You want examples? There is no dating in Iranian films. No boyfriends and girlfriends. Any unwed people who have contact with one another are “fiancées.” When characters in a movie walk into a bar and order a “cold beer” in Iran it becomes a “cold soft drink.”
This can go to extreme lengths and means that a lot of films are cut into tiny versions of themselves. When Yegi and I were allowed to see each other one day I told her that I’d watched The Big Lebowski the night before. She was stunned, because we had watched that uncensored at home.
“How long was it?” she asked.
“About fifty minutes.”
No white Russians, no marijuana smoking, no urinating, no Bunny Lebowski. Just a couple of guys bowling and a Persian rug.
The Untouchables is another one that sticks out. The whole story line of bootlegging and prohibition was eliminated, turning Al Capone into little more than a murderous tax evader.
In Philadelphia, Tom Hanks and Antonio Banderas’s characters were brothers.
In that cell, though, there were also movies that did exactly what I needed them to when they came on the screen. I’m thinking about Moneyball, which, on the surface, is an odd choice for Iranian television.

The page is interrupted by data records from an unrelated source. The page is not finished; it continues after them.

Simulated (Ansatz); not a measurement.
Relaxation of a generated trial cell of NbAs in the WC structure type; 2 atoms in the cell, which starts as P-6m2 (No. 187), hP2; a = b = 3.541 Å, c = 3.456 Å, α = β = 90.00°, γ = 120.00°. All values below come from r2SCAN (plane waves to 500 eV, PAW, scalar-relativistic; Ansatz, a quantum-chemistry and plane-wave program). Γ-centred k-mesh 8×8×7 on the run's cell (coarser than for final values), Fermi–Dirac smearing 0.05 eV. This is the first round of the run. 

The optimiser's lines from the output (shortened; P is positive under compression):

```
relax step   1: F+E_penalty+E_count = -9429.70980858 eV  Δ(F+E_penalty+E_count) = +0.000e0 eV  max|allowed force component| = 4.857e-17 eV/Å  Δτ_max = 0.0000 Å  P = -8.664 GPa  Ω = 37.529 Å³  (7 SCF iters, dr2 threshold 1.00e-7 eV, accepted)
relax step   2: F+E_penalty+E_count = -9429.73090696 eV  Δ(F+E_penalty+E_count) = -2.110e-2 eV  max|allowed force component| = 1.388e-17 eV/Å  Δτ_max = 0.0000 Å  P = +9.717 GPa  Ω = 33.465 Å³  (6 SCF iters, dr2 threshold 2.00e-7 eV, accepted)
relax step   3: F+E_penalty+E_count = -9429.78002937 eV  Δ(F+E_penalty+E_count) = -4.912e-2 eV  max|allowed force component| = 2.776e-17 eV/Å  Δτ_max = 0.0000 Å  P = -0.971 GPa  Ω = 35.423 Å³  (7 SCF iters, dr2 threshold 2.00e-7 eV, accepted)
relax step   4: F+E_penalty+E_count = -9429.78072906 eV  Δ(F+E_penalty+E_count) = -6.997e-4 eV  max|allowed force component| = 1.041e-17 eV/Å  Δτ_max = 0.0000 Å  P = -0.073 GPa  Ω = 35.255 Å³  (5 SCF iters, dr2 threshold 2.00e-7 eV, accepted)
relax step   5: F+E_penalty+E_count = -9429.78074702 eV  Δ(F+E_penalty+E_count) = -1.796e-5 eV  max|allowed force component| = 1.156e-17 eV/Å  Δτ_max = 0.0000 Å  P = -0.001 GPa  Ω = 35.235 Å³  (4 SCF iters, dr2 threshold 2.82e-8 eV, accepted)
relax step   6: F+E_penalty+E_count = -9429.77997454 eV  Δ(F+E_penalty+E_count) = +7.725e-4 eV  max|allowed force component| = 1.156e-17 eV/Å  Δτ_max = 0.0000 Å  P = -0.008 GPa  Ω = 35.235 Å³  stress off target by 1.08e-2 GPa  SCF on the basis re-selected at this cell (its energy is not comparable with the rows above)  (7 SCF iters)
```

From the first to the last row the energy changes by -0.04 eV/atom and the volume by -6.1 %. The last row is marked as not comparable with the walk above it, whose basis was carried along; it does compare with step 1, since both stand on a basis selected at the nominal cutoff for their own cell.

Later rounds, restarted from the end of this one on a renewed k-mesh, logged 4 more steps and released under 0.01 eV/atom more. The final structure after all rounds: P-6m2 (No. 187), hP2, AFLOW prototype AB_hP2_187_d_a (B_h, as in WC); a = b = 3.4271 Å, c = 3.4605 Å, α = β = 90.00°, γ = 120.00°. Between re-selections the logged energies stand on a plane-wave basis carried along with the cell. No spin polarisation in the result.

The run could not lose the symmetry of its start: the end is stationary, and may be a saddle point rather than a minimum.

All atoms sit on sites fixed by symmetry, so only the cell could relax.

True, my last Tehran-bylined article before my arrest was an in-depth look at Iran’s budding baseball community—further proof of my supposed goal to usher American values into Iranian life—but let’s be serious, baseball wasn’t taking off to the extent that people wanted to watch movies about it. No, this was all about a love for Brad Pitt.
It was the first time I had seen one of his movies on Iranian TV and I was pleasantly surprised that he was one of the actors that got dubbed by the Jackie Chan guy. Billy Beane and Jackie Chan are forever linked in my heart.
How could I not breathe out a huge sigh while watching the recounting of an epic baseball story—the Oakland A’s twenty straight wins in 2002—while I sat in Iranian prison? If this can make it all the way to me, here, these bastards can never win.
I only wish people around the world could wrap their head around the fact that Iran, or the Islamic State, or fascists, or the Soviets, never once posed a threat to our way of life and probably never will. We have the ultimate soft weapon, Hollywood, and it’s one that no matter how hard they try, they can’t replicate. They don’t know how to be all things to all people the way we do. You can’t learn that; you either have it or you don’t.
But here I was revisiting one of my favorite sports moments—a game that I attended with my dad and a couple of high school friends—as it was dramatized and played back to me in my prison cell more than seven thousand miles away from where it happened, in the Coliseum in Oakland, over a decade later.
There was no one I could explain the significance of this to, but that didn’t matter. Hollywood touched me, just like it was touching people all over town. You can’t undo that with rhetoric, especially not if it’s about guys that died fourteen hundred years ago. As usual, Iran was fighting a losing battle.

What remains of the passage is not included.